Your Share of the Pie – International Investing For South Africans

International markets have been attracting South African Investors for decades. Drawn by the potential for high returns, the diversification benefits from low correlations with emerging markets, strong foreign currencies and as a form of political insurance many South Africans want to invest overseas. Many already have.

In April last year I wrote a column for this newspaper entitled “You can only gain from a good foreign currency strategy”. Everything said then still holds true and investors would have made significant gains if they had invested in the currencies discussed.
Problematically most South Africans have the vast majority of their assets in South Africa and they are therefore denominated in Rands. South Africa is classified as an emerging market and represents less than one percent of all investable markets. Conversely this means that more than 99 percent of the available universe of investments is ignored.

A further problem with emerging markets is that although at times they can show very strong growth, they all have a tendency to display extreme volatility. Circumstances can change quite rapidly as emerging markets mature and become sophisticated.

By moving some assets into mature markets (the United States or Europe), you gain the safety of diversification. Furthermore, you gain the opportunity to choose from a much wider asset class. Excellence and performance is not confined to a specific corner of the world. Superb managers work day and night wherever they may be and capitalise on every opportunity they find no matter where it is. If you search worldwide, you will find more advantageous prices than if you stick to only one country.
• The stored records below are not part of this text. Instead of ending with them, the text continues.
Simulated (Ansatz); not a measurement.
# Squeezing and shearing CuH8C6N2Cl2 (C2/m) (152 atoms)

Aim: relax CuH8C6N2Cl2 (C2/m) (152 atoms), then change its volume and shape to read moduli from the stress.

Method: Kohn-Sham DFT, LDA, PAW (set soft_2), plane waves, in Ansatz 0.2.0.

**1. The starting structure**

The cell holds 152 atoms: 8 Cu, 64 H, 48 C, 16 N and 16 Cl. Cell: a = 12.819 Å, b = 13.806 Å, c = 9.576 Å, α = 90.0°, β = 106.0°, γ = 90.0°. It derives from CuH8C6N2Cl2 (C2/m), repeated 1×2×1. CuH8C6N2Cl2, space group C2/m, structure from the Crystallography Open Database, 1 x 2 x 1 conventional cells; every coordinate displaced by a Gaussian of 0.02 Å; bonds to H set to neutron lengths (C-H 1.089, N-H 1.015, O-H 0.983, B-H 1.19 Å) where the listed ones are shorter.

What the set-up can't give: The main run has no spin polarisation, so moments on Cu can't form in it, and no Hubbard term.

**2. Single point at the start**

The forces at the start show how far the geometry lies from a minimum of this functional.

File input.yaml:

Of course, there are detractors, such as governments with exchange controls that discourage or forbid citizens to invest overseas. This, in itself, is a warning and should convince you.

Trevor Manual once said that South Africans would rather lose money on the Nasdaq than make money on the JSE Securities Exchange. With respect, this completely misses the point. As a country still striving to complete the democratisation process and with a tax regime based on worldwide income, exchange controls have overstayed their welcome. Furthermore, how can we plausibly argue the viability of South Africa as an investment destination when we do not have the courage to completely scrap exchange controls.

Our government is on record, however, of saying that the scrapping of exchange controls is not a matter of if, but when. The abolishing of these laws would send a powerful signal to the international investment community.

Investing overseas remains a complex matter. The investment universe is huge. There are approximately 40 000 mutual funds and 10 000 large capitalisation stocks. Opportunity ranges from stocks to bonds, hedge funds and thousands of derivative products.

Each investment opportunity needs to be studied to determine its place and appropriateness in terms of characteristics of risk and potential return.

Also, unlike South Africa, overseas countries have many different markets. The US, for example, has a number of stock exchanges that have different trading methods and services. The main US markets are the New York Stock Exchange (NYSE) and the National Association of Security Dealers’ Automated Quotations (NASDAQ).

The Nasdaq is typically home to high-tech companies and is totally computerised. Trading takes place via computers without a trading floor, similar to the system now used by the JSE.

The NYSE is home to the old economy smoke stack – type companies and operates in the old – fashioned way, where brokers and specialists trade on the floor of the exchange.

Notwithstanding the difficulty and trepidation of investing abroad, globalisation increases daily. Foreign and local markets are increasingly integrated and investors who do not educate themselves and who are unfamiliar with international investments will find themselves at a growing competitive disadvantage.